Saturday, November 03, 2012

Seven Psychopaths (2012)

Film: Seven Psychopaths (2012)
Stars: Colin Farrell, Sam Rockwell, Christopher Walken, Woody Harrelson, Abbie Cornish, Tom Waits
Director: Martin McDonagh
Oscar History: None
Snap Judgment Ranking: 4/5 stars

For those who missed it four years ago, In Bruges was a comic gem of the highest order-one of those films you laugh the entire way through, and suddenly realize you're watching every single year, even if it didn't make your Top 5 for the year.  Martin McDonagh, who wrote and directed both films, clearly has seen the films of Quentin Tarantino and Guy Ritchie, but his films are a bit more retrospective, more character-piece than style exhibition.  Seven Psychopaths is a sometimes slightly confusing meta-adventure, but it will have you constantly proclaiming "ohhhhh!" and laughing, sometimes at wonderfully inappropriate times.
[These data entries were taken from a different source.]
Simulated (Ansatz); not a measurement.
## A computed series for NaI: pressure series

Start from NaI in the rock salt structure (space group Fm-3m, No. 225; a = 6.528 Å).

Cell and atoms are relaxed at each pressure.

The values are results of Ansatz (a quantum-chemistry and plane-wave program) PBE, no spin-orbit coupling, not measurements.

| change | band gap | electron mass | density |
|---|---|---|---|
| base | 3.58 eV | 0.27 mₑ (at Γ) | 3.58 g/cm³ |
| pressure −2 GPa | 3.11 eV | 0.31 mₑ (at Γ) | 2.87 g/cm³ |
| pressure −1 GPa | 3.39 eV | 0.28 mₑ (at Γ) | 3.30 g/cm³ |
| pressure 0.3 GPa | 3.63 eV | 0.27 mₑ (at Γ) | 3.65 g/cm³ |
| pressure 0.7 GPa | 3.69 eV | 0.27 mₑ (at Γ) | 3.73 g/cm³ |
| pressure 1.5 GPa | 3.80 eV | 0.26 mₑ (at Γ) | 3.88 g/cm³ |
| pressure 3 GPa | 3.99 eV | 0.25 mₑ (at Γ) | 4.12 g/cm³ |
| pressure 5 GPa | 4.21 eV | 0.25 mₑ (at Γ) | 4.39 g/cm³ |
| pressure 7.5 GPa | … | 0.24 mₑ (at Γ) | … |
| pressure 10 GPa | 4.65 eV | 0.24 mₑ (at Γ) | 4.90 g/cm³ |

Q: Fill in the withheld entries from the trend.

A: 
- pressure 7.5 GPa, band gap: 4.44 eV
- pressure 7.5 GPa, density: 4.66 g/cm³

The film tells the tale of a talented writer struggling with writer's block and alcoholism (Farrell, playing a character named Marty, and one has to wonder how many similarities McDonagh included about himself here).  Farrell, an actor who showed immense range in In Bruges and Tigerland, despite his otherwise checkered filmography, plays the role rather well-Farrell is great at comedy, and is a fabulous straight man in the movie.  The slowly turning salt-and-pepper hair and the leaner frame for Farrell works for one of the sexiest men in filmdom, and while he's not quite at the (in my opinion, Oscar-worthy) level he was in In Bruges, this is easily the best thing he's done since that film.  Farrell is surrounded by a constantly peeved girlfriend (Cornish, in a thankless role) and his loser best friend Billy (Rockwell, who gets a lot of legroom here and fits right into McDonagh's world).  Billy, along with his friend Han (Walken), are petty dog-kidnappers (kidnapping dogs and then collecting the reward money) and they eventually kidnap Charlie's (Harrelson) dog, whom he is unnaturally attached to and is willing to murder his way back toward.

The film counts down a number of psychopaths, and at this point I should include the spoiler alert, as it's worth noting that the seven psychopaths slowly come together from their disconnected beginnings.  I'm not going to count down all of them, though I will say that the first one, the Jack of Diamonds killer, gets one of the most fascinating introductions of the seven when, in the opening scenes, we're treated to a Boardwalk Empire reunion with Michael Pitt and Michael Stuhlberg, seemingly too big of character actors to get iced so soon into the film, both getting shot in the heads by a killer to be revealed later.  The film has a lot of fun with cameos throughout the movie-later in the film, we're given some wonderfully cast work by an hilarious Gabourey Sidibe (can someone write her another script as good as Precious, pretty please?) and some silent glares from veteran character actor Harry Dean Stanton.

The movie continues on, giving us plenty of backstory on the characters, and a lot of the story is told by a meandering narrative, as the movie is both the actual story and the story that Farrell is writing in his head.  Several of the psychopaths (well, in the end we learn, one of the psychopaths) are fictional, and so we see their backstories and it is a confusing meta-game of whether the characters are leading their own destinies through the script or the script is leading them to their next plot point.  When Farrell's Marty says that they are just going to stay in the desert and talk in the movie he's writing, the three main characters stay in the desert until someone decides otherwise.

The acting is top notch across the board (though the comment about Marty not writing strong parts for women is true of McDonagh himself, Linda Bright Clay's great final scene being the exception).  Farrell, Harrelson (good, but not the brilliance that Ralph Fiennes reached in McDonagh's other film), and Rockwell (whom I'm not always a fan of) all toe the fine line between realistic and crazy so well that you never feel like any of them are chewing the scenery.  The best performances, though, belong to Waits and Walken.  Neither actor is particularly averse to playing a nut job, but both give a great sincerity to their characters and show a worn quality that I admired.  Neither actor is a young man, and their characters have lived long enough to not be off-put by their own idiosyncrasies and personal tics.  Make sure and stick around for after the credits to see one of these two men get some fun last jokes.

All-in-all, I'm a fan, and recommending it to anyone who can still catch it before it leaves theaters.  I'd say it plays just as well on DVD, which it does, but going to a theater would help improve the box office and we all want more movies like this, so shell out the $10 and hit the local AMC.  And for those of you who saw it-what'd you think?  Who was your favorite psychopath?  Are you also a fan of Colin Farrell's new hair?  And what do you hope McDonagh does next?